Where does Singapore Go from Here?

With the death of the man who ruled Singapore for three decades and passed on his harsh governing tactics to his son and to the ruling People’s Action Party, Singapore’s citizens today are trying to dope out whether one of Asia’s most modern societies is ready to open up a new era in freedom of speech and expression.

The government’s first act hasn’t inspired confidence. Just an hour before the death of former Prime Minister Lee Kuan Yew was announced, Singapore revoked its Public Order Act, effectively banning any public protest or assembly that any critics might wish to perform at the Speaker’s Corner in the 2-hectare Hong Lim Park until further notice, should anybody actually want to take that chance.

The Speaker’s Corner is the only place in in Singapore that is designated as allowable for any demonstration or public assembly voicing political opinions , according to the 2009 Public Order Act. The park was selected by the government in 2000 as the venue for legal public protests although doing so requires a permit from the government. It has been closed on other occasions, including during the 2011 general election and two by-elections in 2012 and 2013.

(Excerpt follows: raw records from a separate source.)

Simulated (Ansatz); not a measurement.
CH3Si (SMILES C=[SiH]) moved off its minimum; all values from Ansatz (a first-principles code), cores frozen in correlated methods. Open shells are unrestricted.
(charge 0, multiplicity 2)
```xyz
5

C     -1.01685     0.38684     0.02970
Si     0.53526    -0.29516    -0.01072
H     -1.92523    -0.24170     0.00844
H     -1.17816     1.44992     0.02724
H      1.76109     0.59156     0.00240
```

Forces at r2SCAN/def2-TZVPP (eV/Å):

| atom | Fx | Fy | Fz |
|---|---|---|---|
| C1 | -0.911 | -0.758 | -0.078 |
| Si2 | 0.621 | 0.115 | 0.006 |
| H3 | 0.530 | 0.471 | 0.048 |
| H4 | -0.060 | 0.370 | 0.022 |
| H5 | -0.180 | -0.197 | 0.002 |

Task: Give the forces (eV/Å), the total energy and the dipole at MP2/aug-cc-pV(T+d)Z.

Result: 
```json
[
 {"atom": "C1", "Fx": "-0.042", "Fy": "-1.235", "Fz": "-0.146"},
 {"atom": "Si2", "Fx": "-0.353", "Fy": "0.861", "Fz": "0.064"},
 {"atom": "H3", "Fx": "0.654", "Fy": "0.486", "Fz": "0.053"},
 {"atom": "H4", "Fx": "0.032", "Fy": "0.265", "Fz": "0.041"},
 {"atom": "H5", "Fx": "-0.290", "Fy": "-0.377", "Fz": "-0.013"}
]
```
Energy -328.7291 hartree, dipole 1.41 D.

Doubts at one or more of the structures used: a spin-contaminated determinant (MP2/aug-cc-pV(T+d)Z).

"Hong Lim Park, including the Speakers’ Corner, is one of the designated community sites for remembering the late Mr Lee Kuan Yew," a statement issued by the National Parks Board on March 23 said. "We will not be able to accept any applications to use Speakers’ Corner during this time."

"Singapore lost something else this morning,” said Kenneth Jeyaretnam, the son of the late Joshua B. Jeyaretnam, Singapore’s most notable opposition figure. “We lost the right to speak or meet in public. Now we have no more rights of freedom of expression at all." The younger Jeyaretnam is head of the opposition Reform Party.

Nonetheless, Singapore officials and analysts say that the "revocation" is likely to be a temporary suspension that covers only the official seven-day mourning period.

“In all probability the POA orders will be reissued next week when the period of national mourning is over to redesignate Hong Lim Park as Speakers’ Corner,” Dr Jack Tsen-Ta Lee, assistant professor of Law in the School of Law told the Singaporean based online news site onlinecitizen.com.

A senior official at the Singapore Ministry of Foreign Affairs also dismissed the revocation order as inconsequential. "It is not revoked but suspended for this week as Speaker's Corner is needed for ceremonies associated with LKY's death. It is one of the sites where the public can come to express condolences. Permits will be granted for other sites if anyone is crass enough to want to hold political demonstrations this week," he said.

But any real chance that Singapore would let a hundred flowers bloom, let alone a thousand schools of thought contend, is probably pretty slim. Lee Hsien Loong, the current premier and son of the founding father, has shown little taste for any additional loosening of the reins. He has shown a flair for following in his father’s footsteps in the pursuit of anybody who gets too critical of the government. He has been as quick with defamation suits as his father was, most recently going after blogger Roy Ngerng in connection with a blog entry accusing the prime minister of misappropriating funds from the Central Provident Fund.

Under threat, Ngerng immediately removed the article and apologized, but Lee sued anyhow, saying the blogger had sent alternative links and a video recording to local and international media reporters.

Amnesty International, in a prepared release, said the country is at a crossroads and that “At issue now is the question as to whether Singapore will continue to violate the fundamental human rights of opposition politicians, human rights defenders and other critical Singaporeans, or whether it will go forward with a program of reform to make Singapore a shining example to Asia and the world of a country where human rights are promoted, protected and cherished. “

Since the elder Lee bowed completely out of government with advancing age in 2011, according to Freedom House, in addition to contempt and defamation suits, authorities have selectively applied new restrictions for online news providers, requiring 10 of them of them to comply with takedown orders within 24 hours or risk forfeiting a S$50,000 performance bond. Three news startups were subject to a new registration process requiring details about all staff, and prohibiting foreign funding and one online cartoonist was threatened with contempt of court charges for political content.

According to Amnesty International, Lee Kuan Yew, in a 1964 speech, asked these questions:

“Is this an open, or is this a closed society? Is it a society where men can preach ideas - novel, unorthodox, heresies, to established churches and established governments - where there is a constant contest for men's hearts and minds on the basis of what is right, of what is just, of what is in the national interests, or is it a closed society where the mass media - the newspapers, the journals, publications, TV, radio… are fed with a constant drone of sycophantic support for a particular orthodox political philosophy? I am talking of the principle of the open society, the open debate, ideas, not intimidation, persuasion not coercion.”

As Amnesty said, it is time to ask those questions again.